The Ramsay imprint is all over the NBA. His fast-break and "turnout" (patterned continuous motion—essentially a fast break in place) offenses have served as models for nearly every other team. His theories on training and conditioning are widely copied, and Ramsay is considered a trailblazer, in the literal sense, in defensive theory. His St. Joseph's zone press, with which he won with invariably small teams, became in the NBA the zone trap—technically illegal, but ingeniously disguised and very successful. Los Angeles' zone trap became the most talked-about issue of last spring's NBA championship series. It's no coincidence that Laker Coach Pat Riley learned most of his stuff from Westhead, who learned it from McKinney, who learned it from Ramsay, who, to all intents and purposes, invented it.
"I don't think you should overemphasize what you've done as a person," Ramsay says, "because who knows, really, what you've done? And what difference does it make anyway? My job is to get the best team I can get. Let's suppose, for the sake of argument, that I have influenced these other people. Well, if I don't do the job with my team, what difference does it make? You've got to do your job to keep it."

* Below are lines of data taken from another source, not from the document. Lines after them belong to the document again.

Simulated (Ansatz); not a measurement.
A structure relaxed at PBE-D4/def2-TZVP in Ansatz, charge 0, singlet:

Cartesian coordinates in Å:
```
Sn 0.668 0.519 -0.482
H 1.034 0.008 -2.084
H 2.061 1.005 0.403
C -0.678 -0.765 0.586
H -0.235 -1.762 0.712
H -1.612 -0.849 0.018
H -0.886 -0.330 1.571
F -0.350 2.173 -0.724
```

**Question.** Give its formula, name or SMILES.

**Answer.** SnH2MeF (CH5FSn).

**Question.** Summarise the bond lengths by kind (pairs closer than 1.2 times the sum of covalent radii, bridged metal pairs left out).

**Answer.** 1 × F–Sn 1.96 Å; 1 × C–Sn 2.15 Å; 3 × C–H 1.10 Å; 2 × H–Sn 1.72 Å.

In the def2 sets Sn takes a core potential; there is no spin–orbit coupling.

Aside from winning 843 of 1,454 games, college and pro, Ramsay has taken his teams to postseason play in 21 of his 25 seasons. In none of his coaching jobs has he ever inherited a proven winning team. The 76ers with Chamberlain had gone 130-33 in the two seasons Ramsay was general manager, but when he took over as coach in 1968, Chamberlain was gone and Imhoff was his center. Could any other coach in NBA history have gotten 55 victories out of a team with Imhoff as its center? When Ramsay inherited the woeful Buffalo Braves in 1972 he went 21-61. After bringing in nine new players the following season, including, not insignificantly, a slow, pudgy guard from Providence named Ernie DiGregorio and unleashing the offensive potential of Bob McAdoo, the Braves had a 42-40 record and made the playoffs for the first of three straight years. Upon arriving in 1976 in Portland, which had won 37 games the previous year, Ramsay got rid of Sidney Wicks and Geoff Petrie, among others, and added Lucas, Twardzik, Gilliam and Johnny Davis, got a relatively injury-free season out of Walton and won the NBA championship.
There are things that happened early in Ramsay's career and things that happened later, but they are all unrelated moments to Ramsay, who seems to have no concept of time beyond units of minutes and seconds. Certainly not years. He's a man who deals exclusively with the present. "Oh, I'm sure age brings with it some limitations," he says, "but I'm equally sure that they aren't as great as we've always thought they are."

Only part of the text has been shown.